Easy to say "oh the errs of the Catholic Church". Try to imagine what it would have been like living under Nazism.

"Many Catholics and Lutheran openly opposed Hitler, risking death.

Hitler came to power in 1933. In December of that year, Cardinal Michael Faulhaber, the "Lion of Munich," delivered a sermon in defense of biblical Judaism. When the persecution escalated, he spoke more directly to the point:

"History teaches us that God always punished the tormenters of…the Jews. No Roman Catholic approves of the persecutions of Jews in Germany."

In October 1938, the chief rabbi of Munich told Cardinal Faulhaber that he feared his synagogue would be burned. The Cardinal provided a truck to transport the Torah scrolls and other important things from the synagogue for safekeeping in his palace. Nazi mobs gathered outside the palace, screaming, "Away with Faulhaber, the Jew- friend!"

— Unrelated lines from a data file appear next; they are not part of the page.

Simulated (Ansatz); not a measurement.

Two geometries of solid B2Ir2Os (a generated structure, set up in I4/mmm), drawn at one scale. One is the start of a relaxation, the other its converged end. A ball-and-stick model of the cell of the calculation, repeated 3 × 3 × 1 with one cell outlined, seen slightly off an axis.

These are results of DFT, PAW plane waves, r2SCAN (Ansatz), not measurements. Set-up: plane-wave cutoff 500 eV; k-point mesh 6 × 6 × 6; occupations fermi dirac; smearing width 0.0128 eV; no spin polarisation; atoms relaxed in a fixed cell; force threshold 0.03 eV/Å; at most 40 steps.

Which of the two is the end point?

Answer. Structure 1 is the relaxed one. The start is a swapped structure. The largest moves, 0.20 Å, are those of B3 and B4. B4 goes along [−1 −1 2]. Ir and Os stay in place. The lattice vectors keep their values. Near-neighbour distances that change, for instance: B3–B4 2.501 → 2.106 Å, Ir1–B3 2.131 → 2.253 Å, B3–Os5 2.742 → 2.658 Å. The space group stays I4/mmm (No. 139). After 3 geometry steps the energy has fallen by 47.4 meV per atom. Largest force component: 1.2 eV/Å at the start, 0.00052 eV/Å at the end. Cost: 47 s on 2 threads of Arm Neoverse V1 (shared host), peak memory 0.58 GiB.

But Faulhaber and other bishops, including Conrad Cardinal Count von Preysing of Berlin and Bishop Clemens August Count von Galen of Muenster, continued to speak out in defense of the Jews in sermons and pastoral letters. (It was von Galen went to Rome to plan the resettlement of German Jews in Sao Paulo Brazil with Pope Pius XI.)

Faulhaber's books were banned, and in 1934 and 1938 attempts were made to assassinate him. He continued to preach against the Nazis until the end of the war.

In Stuttgart, the Resistance developed a well-organized underground to help the Jews to escape. In Hamburg, Raphaels Verein, a Catholic lay association, helped Jews to emigrate until they were shut down by the Gestapo in 1941.

Also in 1941, Fr. Bernard Lichtenberg, a priest at the St. Hedwig Cathedral Church in Berlin, declared in a sermon that he would include the Jews in his daily prayers "because synagogues have been set afire and Jewish businesses have been destroyed."8 He was arrested for subversive activities and sent first to prison and then to a concentration camp. He asked to be sent to the Jewish ghetto at Lodz, but died on his way to Dachau."